Some might be wondering: The spline on date interacting with the film dummy variables had basically the same performance, what does that model look like?
# spline -----------------------------------------------------------------------
(best_results <- cv_res %>%
pull_workflow_set_result("spline_linear_reg") %>%
select_best(metric = "rmse"))
## # A tibble: 1 x 2
## deg_free .config
## <int> <chr>
## 1 8 Preprocessor12_Model1
final_fit <- cv_res %>%
pull_workflow("spline_linear_reg") %>%
finalize_workflow(best_results) %>%
fit(dat_train)
dat_test$pred_spline <- predict(final_fit, dat_test)$.pred
ggplot(dat_test, aes(x = date, y = stars)) +
facet_wrap(~ film) +
geom_vline(aes(xintercept = tfa)) +
geom_vline(aes(xintercept = tlj)) +
geom_vline(aes(xintercept = tros)) +
geom_count(alpha = .3) +
geom_line(aes(x = date, y = pred_spline), color = "blue") +
theme(legend.position = "top")
We see a similar trend, albeit smoother. I would probably use this model if I had to do prediction, given the noisiness of the random forest prediction (I would also round predictions to the nearest half star, which would help stabilize things). But that isn’t really what I was trying to do here. I was looking for some obvious evidence that people started judging the prequels better once the sequels were released.

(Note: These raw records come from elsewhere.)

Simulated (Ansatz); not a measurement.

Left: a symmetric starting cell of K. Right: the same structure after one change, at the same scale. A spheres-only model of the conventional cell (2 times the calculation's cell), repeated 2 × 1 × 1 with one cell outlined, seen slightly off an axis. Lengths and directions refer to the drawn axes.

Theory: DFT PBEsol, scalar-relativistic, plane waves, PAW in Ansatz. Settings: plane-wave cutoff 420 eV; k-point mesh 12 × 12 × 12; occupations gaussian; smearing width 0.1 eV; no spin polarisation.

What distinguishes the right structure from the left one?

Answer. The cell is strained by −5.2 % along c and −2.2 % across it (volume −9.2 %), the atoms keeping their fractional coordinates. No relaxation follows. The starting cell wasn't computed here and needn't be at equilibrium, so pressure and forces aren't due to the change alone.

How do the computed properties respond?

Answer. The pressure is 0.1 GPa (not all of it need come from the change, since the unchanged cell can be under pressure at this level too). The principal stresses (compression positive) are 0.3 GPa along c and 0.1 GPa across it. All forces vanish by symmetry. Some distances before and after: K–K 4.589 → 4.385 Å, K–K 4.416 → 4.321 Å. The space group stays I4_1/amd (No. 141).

And the data here pass the best statistical test of all: the interocular trauma test. The data are obvious in that positive reviews spiked after the release of The Last Jedi. To my knowledge, Joe Berkson coined the name of this test, and it first shows up in 1963 in Edwards, Lindman, and Savage’s “Bayesian Statistical Inference for Psychological Research” in Psychological Review, 70(3):
“The preceding paragraph illustrates a procedure that statisticians of all schools find important but elusive. It has been called the interocular traumatic test; you know what the data mean when the conclusion hits you between the eyes.”
The underlying mechanism is less clear. My first thought was nostalgia is evoked while people contrast the present to the past. But so-called “anti-fandom” could also be evoked when doing that contrast. Or it could be run-of-the-mill fanboy anger at contrasting the movies. I do think contrast plays a big role here, though, as we see the biggest effect after The Last Jedi, which brilliantly defied a lot of expectations about where the saga could go. Let’s hope we finally do see Rian Johnson’s own Star Wars trilogy someday.
Appendix
library(rvest)
library(RSelenium)
library(tidyverse)
# global params ----------------------------------------------------------------
# url <- "https://www.rottentomatoes.com/m/star_wars_episode_i_the_phantom_menace/reviews?type=user"
# url <- "https://www.rottentomatoes.com/m/star_wars_episode_ii_attack_of_the_clones/reviews?type=user"
# url <- "https://www.rottentomatoes.com/m/star_wars_episode_iii_revenge_of_the_sith/reviews?type=user"
pages_to_scrape <- 500
# funs -------------------------------------------------------------------------
get_stars <- function(the_html) {
stars_text <- the_html %>%
html_nodes(".audience-reviews__score") %>%
as.character()
stars <- map_dbl(stars_text, function(x) {
score <- 0
score <- score + str_count(x, "star-display__filled")
score <- score + (str_count(x, "star-display__half") / 2)
})
return(stars)
}
get_dates <- function(the_html) {
date_text <- the_html %>%
html_nodes(".audience-reviews__duration") %>%
as.character()
dates <- map_chr(date_text, function(x) {
str_split(x, ">") %>%
`[[`(1) %>%
`[`(2) %>%
str_remove("</span")
})
return(dates)
}
get_texts <- function(the_html) {
text_text <- the_html %>%
html_nodes(".js-clamp") %>%
as.character() %>%
`[`(seq(1, length(.), by = 2))
texts <- map_chr(text_text, function(x) {
str_split(x, ">") %>%
`[[`(1) %>%
`[`(2) %>%
str_remove("[<].*")
})
return(texts)
}
get_reviews <- function(the_html) {
reviews <- tibble(
date = get_dates(the_html),
stars = get_stars(the_html),
text = get_texts(the_html)
)
return(reviews)
}
# scrape -----------------------------------------------------------------------
res <- tibble()
driver <- rsDriver(browser = "firefox", port = 1839L)
driver$client$navigate(url)
for (i in seq_len(pages_to_scrape)) {
cat("page", i, "\n")
res <- res %>%
bind_rows(get_reviews(read_html(driver$client$getPageSource()[[1]])))
more <- driver$client$findElement(
"css selector",
".prev-next-paging__button-right"
)
more$clickElement()
Sys.sleep(2)
}
driver$client$closeall()
# write out --------------------------------------------------------------------
# res %>%
# unique() %>%
# write_csv("ep1.csv")
# res %>%
# unique() %>%
# write_csv("ep2.csv")
# res %>%
# unique() %>%
# write_csv("ep3.csv")